Having just recently moved to a new town with little in the way of personal possessions to begin a new job, I’m in the process of making some significant purchases. One of which was a bed that I bought today. I would describe myself as a cautious consumer; I was raised that way. I’m okay with shopping around until I find the lowest price that will give me the most value in a product especially when the purchase is more than a month’s rent.
When I handed over my credit card to the clerk at the furniture store to pay for my new bed, I began to have a sinking feeling of having spent way too much on something. As I drove home, I recalled a sales class I took in college and quickly figured out why I wasn’t feeling so good about my purchase.
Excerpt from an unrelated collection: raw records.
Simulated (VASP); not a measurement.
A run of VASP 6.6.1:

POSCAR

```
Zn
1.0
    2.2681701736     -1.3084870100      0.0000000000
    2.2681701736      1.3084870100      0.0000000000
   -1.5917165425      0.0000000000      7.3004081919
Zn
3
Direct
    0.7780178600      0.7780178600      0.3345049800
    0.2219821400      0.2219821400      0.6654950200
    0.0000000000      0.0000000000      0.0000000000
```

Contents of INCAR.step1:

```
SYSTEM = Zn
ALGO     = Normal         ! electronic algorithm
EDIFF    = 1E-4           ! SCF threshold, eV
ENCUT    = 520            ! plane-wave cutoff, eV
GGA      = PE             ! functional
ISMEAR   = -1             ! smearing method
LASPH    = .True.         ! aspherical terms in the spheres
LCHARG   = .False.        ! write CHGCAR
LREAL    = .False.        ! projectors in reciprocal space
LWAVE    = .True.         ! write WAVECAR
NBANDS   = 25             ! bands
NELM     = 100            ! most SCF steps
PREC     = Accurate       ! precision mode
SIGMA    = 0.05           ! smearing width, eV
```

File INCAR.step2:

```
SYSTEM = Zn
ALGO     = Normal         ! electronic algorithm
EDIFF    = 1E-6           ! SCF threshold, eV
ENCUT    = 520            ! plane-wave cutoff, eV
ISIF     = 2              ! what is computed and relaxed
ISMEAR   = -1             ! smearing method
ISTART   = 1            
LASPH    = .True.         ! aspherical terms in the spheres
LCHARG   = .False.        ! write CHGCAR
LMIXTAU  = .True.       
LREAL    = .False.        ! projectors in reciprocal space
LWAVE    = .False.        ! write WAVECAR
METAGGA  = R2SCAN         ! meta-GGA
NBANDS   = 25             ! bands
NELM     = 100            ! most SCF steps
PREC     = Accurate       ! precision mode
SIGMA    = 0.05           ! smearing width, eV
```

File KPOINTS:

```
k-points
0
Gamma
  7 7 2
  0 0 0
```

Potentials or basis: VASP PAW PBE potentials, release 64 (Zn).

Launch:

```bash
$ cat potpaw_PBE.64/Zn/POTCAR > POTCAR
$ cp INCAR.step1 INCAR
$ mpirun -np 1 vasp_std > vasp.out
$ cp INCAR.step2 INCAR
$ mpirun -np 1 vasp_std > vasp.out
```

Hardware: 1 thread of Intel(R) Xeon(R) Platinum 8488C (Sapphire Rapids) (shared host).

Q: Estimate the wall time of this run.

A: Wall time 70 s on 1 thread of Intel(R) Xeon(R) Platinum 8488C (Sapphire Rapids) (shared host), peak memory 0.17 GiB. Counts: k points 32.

Every good salesperson can consistently make sales. It’s simple logic really. Those that can’t, are bad salespeople. However, I think that being a good salesperson isn’t enough. Being a great salesperson is really what you should aim for. What’s one of the marks of a great salesperson? The ability to make a customer feel confident and happy in their purchasing decision. The salesperson at the furniture store I went to did not do that. He could have told me things like “You made a great decision,” “You’ll be really happy with this bed,” or “this is really a great bed.” After all, each of these statements is opinion-based and are perfectly acceptable (and more-importantly ethical) to use in the sales process.
So what is the lesson here? It’s this: always make sure that your customer feels good after they make a purchasing decision. This will help build trust, the foundation for customer loyalty. Remember, the sales process doesn’t necessarily end as soon as the customer signs their receipt.